Now, of course, scooter and e-bike sharing services are suddenly booming. Enter Superpedestrian, which says it’s time for the companies that are peppering city streets with their vehicles to improve their quality, and that Superpedestrian can help make them more reliable, easier to track, and more cost-effective over time.

Biderman is, alas, a little vague on some of the specifics. For competitive reasons, he declines to discuss how much Superpedestrian will charge for its technology or precisely how a customer like an Uber or a Spin or a Scoot would incorporate its tech into their products. He also won’t say whether Superpedestrian is already selling to any of these, or other, mobility companies already.

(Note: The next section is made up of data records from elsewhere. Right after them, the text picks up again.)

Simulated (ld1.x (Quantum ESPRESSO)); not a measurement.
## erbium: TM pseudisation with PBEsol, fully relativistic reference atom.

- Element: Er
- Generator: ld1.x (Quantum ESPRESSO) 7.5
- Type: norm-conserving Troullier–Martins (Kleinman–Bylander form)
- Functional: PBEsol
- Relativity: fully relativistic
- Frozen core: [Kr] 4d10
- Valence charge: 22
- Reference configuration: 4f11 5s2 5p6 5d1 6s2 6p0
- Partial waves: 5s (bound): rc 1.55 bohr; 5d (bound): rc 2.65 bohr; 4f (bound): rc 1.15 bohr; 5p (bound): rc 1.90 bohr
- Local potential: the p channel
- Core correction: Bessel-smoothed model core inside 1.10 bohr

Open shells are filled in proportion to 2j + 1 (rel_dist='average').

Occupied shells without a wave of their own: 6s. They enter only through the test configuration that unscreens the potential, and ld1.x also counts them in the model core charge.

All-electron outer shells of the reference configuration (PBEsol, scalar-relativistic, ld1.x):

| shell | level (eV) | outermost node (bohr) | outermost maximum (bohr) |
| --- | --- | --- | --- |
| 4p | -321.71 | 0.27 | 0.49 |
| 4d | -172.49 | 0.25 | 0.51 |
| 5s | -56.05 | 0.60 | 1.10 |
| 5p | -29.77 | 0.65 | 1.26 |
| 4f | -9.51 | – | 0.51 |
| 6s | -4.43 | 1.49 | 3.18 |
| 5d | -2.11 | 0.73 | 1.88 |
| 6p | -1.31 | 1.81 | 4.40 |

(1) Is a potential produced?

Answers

He is comfortable talking broadly about the sensors, embedded controllers, and software that Superpedestrian has created and protected thanks to the “dozens of patents” that the company has secured over the years, “from Japan to China to Europe to the U.S.” He suggests that what Superpedestrian has built in some ways mirrors the smarts in self-driving cars.

When a car opens in front of a rider, for example, that person’s natural inclination might be to slam on the brakes, but Biderman argues they aren’t always able to do this on pedal-assist bikes, which are actuated by sensing rider pedaling but have “very limited ability when it comes to sensing what the rider is actually doing with his or her feet.” Delays in power output due to controls, or gear lag, can also prove dangerous if the expectation is that a bike will push in synch with how the pedals are pushed. Superdestrian’s tech gives riders more control over the bike because it ensures the power is better synchronized with pedaling motions, he says.

The technology doesn’t just protect riders. Bideman says companies that work with Superpedestrian can also better protect their products. For one thing, he says, its technology can ensure their batteries don’t overheat. (As we’ve seen with autonomous cars, laptops and mobile phones, lithium-ion batteries can, on rare occasion, catch fire and explode.)

Investors certainly like Superpedestrian’s new direction. The company, which employs roughly 50 people, just closed on $16.5 million in Series B1 funding expressly to introduce its products and services into the e-bike and electric scooter sharing market. Designer Tony Fadell, investing from his investment and advisory firm Future Shape, participated in the round. So did Spark Capital, General Catalyst, and Charles Kim of Extol Capital, who also serves as managing director at China Renaissance in the U.S.

The new round brings the company’s total funding to $44 million. Biderman sounds highly motivated to put it to work, too.

“It’s great that micro mobility is becoming a reality in cities,” he says. He’d become obsessed long ago with how to squeeze more capacity out of roads, and nothing makes him happier than “one-person vehicles, because they’re occupied at 100 percent,” unlike cars that are “usually 60 to 80 percent unoccupied” and the “wrong scale as cities become more congested.”

Still, he continues, these new vehicles “need to have a different brain in them.” If he has his way, Superpedestrian will design it.